21 Reproducibility: Structuring Directories
Purpose: A key part of being successful in data science is getting organized. In this exercise, you’ll set yourself up for future success by learning how to structure a project in terms of its folder hierarchy: its directories. You’ll learn how to isolate your projects, structure your subdirectories, and protect your raw data.
Reading: Project Structure (Skim: Provided so you can see an example of a well-structured project directory)
21.1 Reading: Structuring a Project
In this exercise, we’ll assume that you are working on a project.
21.2 Isolate your project
While there are many ways to organize a given project, you should definitely organize your work into individual projects. Each project should have its own directory, and should generally have all its related files under that directory.
For instance, data-science-curriculum
is in my mind an entire project, containing both exercises and challenges. Thus for me, it makes sense to organize all of these subdirectories under data-science-curriculum
.
21.3 Structure your subdirectories
Subdirectories are folders (directories!) under the main (root) project
folder. For instance, the data-science-curriculum
has subdirectories
exercises
, challenges
, and more.
Each subdirectory should have some purpose. For instance, there are both
exercises
and exercises_sequenced
directories. I build the exercises in
exercises
out-of-sequence, because I don’t want to have to decide on which
specific day each exercise should occur before I start building it. However,
it’s useful for you the student to be able to see all the exercises in daily
order, so I have an additional directory where I can place the sequenced
exercises.
Knitr will automatically create some sensible subdirectories for report files;
for instance, when you knit a document knitr will automatically create a
filename_files
directory with image files. This helps prevent clutter in your
directory, and places the file adjacent to the source file in your
(sub)directory.
Your project can have deeper levels of hierarchy: subdirectors under
subdirectories. For instance, the exercises
folder has a subdirectory
exercises/data
; this is where exercise datasets live. In your own projects,
you should keep your data unaltered in some kind of data directory.
21.4 Protect your data!
Never make alterations to your raw data! Even if your data have errors, it’s far better to document those errors somewhere, such that you have a papertrail for what changed and why. It is far better practice to keep your data unedited, and simply write processed data to an additional file.

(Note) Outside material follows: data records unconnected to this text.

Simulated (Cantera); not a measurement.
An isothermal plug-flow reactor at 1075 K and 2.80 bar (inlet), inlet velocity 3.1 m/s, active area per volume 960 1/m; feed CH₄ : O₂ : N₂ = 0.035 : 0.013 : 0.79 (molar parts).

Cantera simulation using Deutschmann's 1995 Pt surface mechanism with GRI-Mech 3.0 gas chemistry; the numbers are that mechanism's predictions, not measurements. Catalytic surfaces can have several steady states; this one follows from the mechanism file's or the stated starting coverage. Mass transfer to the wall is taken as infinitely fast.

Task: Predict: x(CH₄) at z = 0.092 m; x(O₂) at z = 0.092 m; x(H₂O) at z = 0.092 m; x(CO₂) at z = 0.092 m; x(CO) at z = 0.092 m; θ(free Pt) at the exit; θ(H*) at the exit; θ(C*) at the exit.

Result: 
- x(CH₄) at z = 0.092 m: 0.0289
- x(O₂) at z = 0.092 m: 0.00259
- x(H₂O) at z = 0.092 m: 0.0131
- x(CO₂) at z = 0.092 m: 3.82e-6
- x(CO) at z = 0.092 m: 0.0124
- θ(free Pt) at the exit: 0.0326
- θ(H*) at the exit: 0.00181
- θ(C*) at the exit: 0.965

If your data needs preprocessing—say to fix errors or simply to wrangle data—write a preprocessing Rmarkdown file that takes in the raw data, and writes out a processed version of the data. You can then load the processed data in later scripts, and all of your processing steps will be permanently documented.
21.5 Practice: Set up a project
Let’s set you up for future success by creating a directory for your Project 1.
21.5.1 q1 Create a project directory in your personal data science rep called
p01-name
. If you already know what you’re going to work on, feel free to
replace name
with something sensible. If you don’t know what to call it yet,
don’t worry—you can change it later!
21.5.2 q2 Create a data
directory under p01-name
; you should then have
p01-name/data
. This is where you will put any data files you read or write in the project.
There’s a trick to committing an empty folder with Git. We’ll need to introduce some kind of file to preserve an empty directory structure.
21.5.3 q3 Create an empty file called .gitignore
under your data
folder. You
can do this from the root of your data science repo by using the following from your command line:
# Move to your data science directory
$ ~/path/to/your/data-science-work # Replace with your real directory!
# Add the special .gitignore file
$ touch p01-name/data/.gitignore
A .gitignore
file is a useful
tool; it
tells git what kinds of files to ignore when it comes to tracking files. We’re
using it here for a different purpose; we can now commit that .gitignore
in
order to commit our directory structure.
Commit and push your directory structure. You can fill this in once you start Project 1.
Key Takeaways:
- Isolate your project by making a folder for that specific project.
- Structure your project by creating directories for different filetypes: data, analysis code, and outputs.
- Protect your raw data somewhere, do not make irreversible edits to the raw data.